Tom Kundig’s architecture is about connecting art and physics, linking inside with outside, and placing small houses in big, wild landscapes for maximum joy.
He draws on a rich set of ideas and instincts from a childhood in Spokane, where he served an apprenticeship of sorts, as a laborer and carpenter’s assistant for sculptor Harold Balazs. “Harold was an artist and an intuitive physicist – an intelligent guy,” Tom said. “He was somebody figuring out how to do something really fantastic by crafting his own ideas out of wood, metal and porcelain.”
A mountain climber, he’s as interested in the elegant solutions inherent in scaling a rock wall as he is in getting to the top. When he was younger, he spent a lot of time climbing the mountains of Washington, Idaho and British Columbia and viewing the process as one of simple problem-solving.
In college, he wasn’t’ interested in architecture, but in geophysics. He wanted to know about physics and the nature of play – about what could be done with a serious understanding of both. “As you get older, you get better at interpreting these experiences, these instincts from childhood,” he said. “My source of design comes from my younger years.”
He’s influenced also by the endless landscapes of the West – an intuitive architect who responds to context and client. His houses may be considered small, but generally, they open up to nature in big ways – because his clients would rather be outside in their surroundings than inside their homes.
Probably the most iconic and poetic of his houses is the Chicken Point Cabin, sited on a cove on Lake Hayden in Idaho, surrounded by the Bitterroot Mountains. The owners asked for a little weekend cabin that opened to its surroundings. Tom took their request literally and metaphorically, designing a tough, concrete-and-steel tent in the woods, with an enormous, 20-foot by-30-foot window that lifts away like a flap.
“It’s a platform to get out into the surrounding context,” he said of his design philosophy. “It tends to be a small, transparent house that can open or close to the landscape. It can open up the house to its context out at the edge of something, or close it in, in an intimate way, so that it’s protected.”
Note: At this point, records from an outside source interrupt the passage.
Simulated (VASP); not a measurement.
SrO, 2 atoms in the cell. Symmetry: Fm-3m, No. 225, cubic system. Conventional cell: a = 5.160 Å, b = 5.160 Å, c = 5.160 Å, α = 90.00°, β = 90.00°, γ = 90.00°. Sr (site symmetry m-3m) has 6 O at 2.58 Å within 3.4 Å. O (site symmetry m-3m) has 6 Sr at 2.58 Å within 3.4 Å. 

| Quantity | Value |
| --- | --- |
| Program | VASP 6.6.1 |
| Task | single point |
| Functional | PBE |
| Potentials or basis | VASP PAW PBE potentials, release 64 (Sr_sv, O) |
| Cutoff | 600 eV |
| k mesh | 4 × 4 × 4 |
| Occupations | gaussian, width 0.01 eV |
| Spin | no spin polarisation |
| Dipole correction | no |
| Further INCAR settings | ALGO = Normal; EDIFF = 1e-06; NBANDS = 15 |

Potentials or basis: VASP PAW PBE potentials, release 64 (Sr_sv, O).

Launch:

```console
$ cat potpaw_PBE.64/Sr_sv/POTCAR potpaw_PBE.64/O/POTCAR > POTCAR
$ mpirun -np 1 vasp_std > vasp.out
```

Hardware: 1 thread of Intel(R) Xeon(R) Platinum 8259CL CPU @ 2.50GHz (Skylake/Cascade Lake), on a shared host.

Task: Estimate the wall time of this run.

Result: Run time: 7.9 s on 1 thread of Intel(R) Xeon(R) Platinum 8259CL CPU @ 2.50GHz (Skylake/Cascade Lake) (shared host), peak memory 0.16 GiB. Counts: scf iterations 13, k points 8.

On November 19, 12 of his projects will be featured in a global exhibit in Tokyo of architecture featuring the work of one designer from each continent. He’s North America’s sole representative in Toto Gallery MA’s 25th anniversary “Global Ends – Towards the Beginning.” After it closes on February 26, the exhibit will travel to each continent.
“It’s the gallery in Japan,” Tom said. “And Japan is very important to architecture in the world – it’s up there with Finland. To be invited is just an incredible honor.”
Some might argue that it’s absolutely appropriate as well.